World Bank Seeks New Crops in Global Warming Fight
COLOGNE, Germany - The world should do more to develop drought-resistant crops or new flood controls as part of a drive to ease the damaging impact of climate change, the Head of Environment at the World Bank said.
"As a development institution we have to focus on the fact that millions of people will suffer from climate change," Warren Evans told Reuters on the fringes of a carbon markets trade fair in Cologne, Germany.
He said that countries had so far put most emphasis on trying to slow global warming without focusing enough on how to help societies adapt to the likely changes, such as more floods, droughts and rising sea levels.
"We'll focus on catching up over the next two years on impacts and adaptation," Evans said.
New schemes could include planning for water shortages and extreme weather -- such as developing drought-resistant crops and improved flood controls, he said.
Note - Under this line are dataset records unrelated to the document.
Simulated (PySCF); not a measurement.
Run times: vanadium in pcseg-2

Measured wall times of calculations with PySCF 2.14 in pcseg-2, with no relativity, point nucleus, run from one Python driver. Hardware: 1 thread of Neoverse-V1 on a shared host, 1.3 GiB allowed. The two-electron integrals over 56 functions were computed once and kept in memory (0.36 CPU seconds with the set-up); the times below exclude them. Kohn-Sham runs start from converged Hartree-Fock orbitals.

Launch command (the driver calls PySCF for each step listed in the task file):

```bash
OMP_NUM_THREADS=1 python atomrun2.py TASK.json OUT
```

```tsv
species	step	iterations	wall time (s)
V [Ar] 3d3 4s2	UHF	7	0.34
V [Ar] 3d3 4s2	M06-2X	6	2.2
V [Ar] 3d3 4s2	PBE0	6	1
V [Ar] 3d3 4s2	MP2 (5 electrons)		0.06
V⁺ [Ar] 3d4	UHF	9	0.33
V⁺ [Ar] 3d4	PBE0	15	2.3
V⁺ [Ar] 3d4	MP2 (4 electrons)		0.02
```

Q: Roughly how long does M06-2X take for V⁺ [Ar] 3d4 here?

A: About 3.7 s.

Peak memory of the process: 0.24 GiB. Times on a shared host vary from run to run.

Or the world could work out new insurance facilities and improve climate modelling efforts to predict likely changes.
Most scientists say that heat-trapping gases released by burning fossil fuels in factories, cars and power plants are pushing up temperatures.
The Earth has warmed by an average 0.7 Celsius (1.3F) in the past 100 years, with a forecast further 1.4-5.8 Celsius rise over the next 100, according to the Intergovernmental Panel on Climate Change, which advises the United Nations.
Some environmentalists are wary of focusing on adaptation, fearing it will give governments an excuse to do less to curb emissions of greenhouse gases.
Evans said that leading industrial nations in the G8 should do more to help developing nations.
"The last G8 pushed African development but didn't focus on the impact of climate change on Africa. We need to catch up on our understanding of that," Evans said.
Last month, the World Bank said low-lying states, China, India and sub-Saharan Africa were likely to be among the hardest hit by climate change.